The one thing a show called The Magicians absolutely must include is a bunch of magic. And yet, the entire second season of Syfy fantasy romp has subtly and not-so-subtly explored the brutally terrible ramifications of what actual magic would really do to your life. In the season 2 finale, “It Begins,” The Magicians finally asks the question it’s been hinting at all season: What does it mean to be a magician without magic?
Spoilers ahead for The Magicians Season 2 finale: “Have You Brought Me Little Cakes?”
Though it’s been a long and winding road, the events of The Magicians’s Season 2 finale are not without precedent. Because the Lev Grossman-penned novels that inspired the series carry an affinity for the Narnia books, it’s probably a good time to re-read The Lion, the Witch and the Wardrobe. Remember the chapter which almost trolls the reader with the title: “Even Deeper Magic From Before the Dawn of Time?” Yeah, that’s pretty much what happens in this season finale. Except, in Narnia that deeper magic is good, but here in The Magicians, it means the plug on magic has been pulled.

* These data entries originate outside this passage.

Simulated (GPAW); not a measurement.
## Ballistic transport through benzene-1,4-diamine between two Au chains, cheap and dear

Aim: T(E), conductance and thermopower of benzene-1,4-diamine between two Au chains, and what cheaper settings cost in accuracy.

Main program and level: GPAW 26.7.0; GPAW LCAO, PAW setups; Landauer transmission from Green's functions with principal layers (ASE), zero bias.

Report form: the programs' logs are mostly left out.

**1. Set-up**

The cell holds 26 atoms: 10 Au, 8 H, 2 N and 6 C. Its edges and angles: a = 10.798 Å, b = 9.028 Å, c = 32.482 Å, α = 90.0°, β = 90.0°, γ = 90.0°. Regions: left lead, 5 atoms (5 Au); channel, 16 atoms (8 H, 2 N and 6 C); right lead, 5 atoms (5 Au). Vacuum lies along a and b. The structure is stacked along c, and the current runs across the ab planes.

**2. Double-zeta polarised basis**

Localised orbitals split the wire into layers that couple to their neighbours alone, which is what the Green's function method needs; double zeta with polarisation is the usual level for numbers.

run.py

“It Begins” brings all the hints about higher gods from throughout the season to a head by almost flippantly introducing “the Plumber,” a character who nonchalantly enters various worlds, finds where magic has been leaking out, and shuts it all down. If The Magicians were like a Marvel movie, this would be like taking away all the funding and superpowers from The Avengers with the flick of a switch. Everyone is fucked. Fillory is about to be overrun by mad evil fairies, Margo is rocking an eyepatch, and Alice is crazy depressed. Dean Fogg creates a ragtag version of Brakebills University where all the students now study magic more as a theory than as a practice. Magic, it seems, was something that leaked into our world by accident, and now that it’s gone, all anyone can do is to hope for its return.
In writing The Magicians books, Grossman was loosely inspired by Larry Niven’s “Warlock” stories and the novel The Magic Goes Away. These Niven tales focus on thinking of magic as a resource, and not an unlimited one. In the Grossman book The Magician King, this concept plays out similarly to this season finale, though the finale is decidedly more hardcore and all-encompassing.
In a way, by taking away magic, The Magicians has also removed status and class from all of its characters. Julia and Quentin are equals again, making the final moments where Julia seems to still have a spark of magic all the more poignant. The Magicians has spent nearly an entire season punishing its characters for using magic, and now, with one quick flick, has taken it away. In Grossman’s books, this meant Quentin (and the others) were required to grow up a bit. And it looks like Season 3 of the show, will, in spirit, force them to do the same — unless of course, there’s still some even deeper deeper magic yet to be discovered.
The Magicians has been renewed for a third season slated to air on Syfy sometime in 2018.